I don’t know how to say goodbye to The Fordham Ram. But how could I? How am I supposed to summarize three-and-a-half years in 900 words? And honestly, why would I want to?
I have loved newspapers since I was a kid reading the Sunday cartoons in the Capital Gazette, my local paper back in Annapolis, Maryland. Summer before sophomore year of high school, I attended The School of the New York Times, a two-week summer camp residing at Fordham University’s Lincoln Center campus where I learned about journalism. In fact, I loved it so much that I went back the next summer, solidifying my two near-future dreams: going to Fordham and working on a newspaper.
But when I was a first-year, I was terrified to pursue it. I used to love the spotlight as a kid (you should’ve seen me solo in choir), but as I got older, I developed a deep anxiety regarding how others perceived me. I was too scared to let anyone see my writing, especially a group of people I had never met before. So, I didn’t write for the Ram, despite how much I really wanted to.
Then the Ram posted that they needed copy editors.
I almost turned around on my way to my first copy night, but I made it to McGinley B-52 (before the McShane Campus Center was a thing). I fell in love immediately.
While I started copy editing in Volume 103, it was Volume 104 where I really found my footing here. It was that year when I met my best people (now alumni) at Fordham: Amanda, Jamison, Sophia, Kari and Isabel. These five fine ladies are some of the smartest, kindest, most beautiful women I have had the pleasure of knowing, and I am deeply grateful for their friendship then and now.
I’m fairly certain that two of those women will kill me if I don’t say some extra words. Jamison, you are the big sister I never had. I miss loitering outside your house on Arthur Avenue and arguing over whether an outfit is cute or not while I wait for you to finish getting ready. You are so smart and I hope you can someday understand how much I admire you. Sophia, you are a bright, shining light in a world that can be so dark sometimes. You have the purest heart of anyone I’ve met, and you make me want to be a better person. I love you both dearly — please text me when you read this.
I love copy editing. Not just the act of copy editing, but also the people I get to edit with. Nicki and Nora, I miss your presence at the table every week. Jacob and Indira, you always manage to make me laugh, no matter how stressed or snippy I get. Maddie and Cailee, thank you for holding down the table when the stack of third reads gets to be a little too much to ignore.
I lucked out with this e-board. The Graces, you both are wonderful people, and I’ll miss catching up before budget on Sundays. Evan, I loved listening to your editorial ideas almost as much as I loved editing them. Allison, your addition to Volume 105 was one of the best surprises of that year, and I’m so glad we got to work together on 106. I cannot wait to see what you will achieve during the rest of your time at Fordham and beyond. Sofia, you are an amazing editor-in-chief and an even better friend, and I’m so glad the Ram brought us together. I don’t know how I’ll cope after graduation without our Dagger John’s runs and yap sessions on Eddie’s.

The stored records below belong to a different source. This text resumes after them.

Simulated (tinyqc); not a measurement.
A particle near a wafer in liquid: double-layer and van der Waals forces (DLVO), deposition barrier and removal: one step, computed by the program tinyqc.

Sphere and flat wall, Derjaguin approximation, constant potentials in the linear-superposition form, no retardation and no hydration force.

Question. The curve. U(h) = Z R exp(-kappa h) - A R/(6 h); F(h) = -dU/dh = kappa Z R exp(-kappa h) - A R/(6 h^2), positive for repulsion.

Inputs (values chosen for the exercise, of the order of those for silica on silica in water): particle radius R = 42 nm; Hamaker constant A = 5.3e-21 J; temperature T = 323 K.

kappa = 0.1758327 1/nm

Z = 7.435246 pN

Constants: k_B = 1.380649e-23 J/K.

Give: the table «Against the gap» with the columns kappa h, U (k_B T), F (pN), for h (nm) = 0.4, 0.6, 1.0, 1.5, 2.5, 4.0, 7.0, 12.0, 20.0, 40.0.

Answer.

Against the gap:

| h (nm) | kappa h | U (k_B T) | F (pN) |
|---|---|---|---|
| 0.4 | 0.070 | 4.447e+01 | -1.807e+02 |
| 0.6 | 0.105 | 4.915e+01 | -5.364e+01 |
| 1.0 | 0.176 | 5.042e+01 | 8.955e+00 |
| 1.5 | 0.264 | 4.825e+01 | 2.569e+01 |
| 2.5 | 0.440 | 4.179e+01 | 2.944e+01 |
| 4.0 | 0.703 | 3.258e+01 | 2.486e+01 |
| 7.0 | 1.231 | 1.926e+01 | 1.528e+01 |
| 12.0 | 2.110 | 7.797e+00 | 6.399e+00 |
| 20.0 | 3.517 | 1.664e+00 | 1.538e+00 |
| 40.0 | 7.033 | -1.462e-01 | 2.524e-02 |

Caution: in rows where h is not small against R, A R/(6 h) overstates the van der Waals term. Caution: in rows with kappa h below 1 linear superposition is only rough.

I lied earlier, by the way; I do know how to say goodbye to the Ram, because I’ve watched countless others say goodbye before me. But I don’t like saying goodbye to anything that has my heart, and I don’t really want to try yet. This silly student-run newspaper has stuck with me through all my changing friendships and varying GPAs and existential crises. When I felt like my own dorm room was haunting me or when I couldn’t recognize myself in the mirror, I would escape to the Ram and feel normal again. I always craved a place where I could feel like I belonged, and I finally got that here. And I’m not just writing goodbye to the Ram — I’m also saying goodbye to Fordham. So how am I supposed to leave it?
A song I loved as a kid but just now began to understand is “The House That Built Me” by Miranda Lambert. During my self-reflection episode of this past semester, I found comfort in the bridge: “You leave home, you move on, and you do the best you can / I got lost in this whole world and forgot who I am.” I’ve lost myself so many times over the last three and some years. But in all the friendship turmoil, the failures and successes, the occasional “everyone hates me and I’m a horrible person” affirmations, I was able to find myself in the pages of the Ram. I found a place that brings me peace within chaos, that reminds me of who I am and who I hoped to be, and I will try my best to carry the lessons I’ve learned here with me as I step into the real world.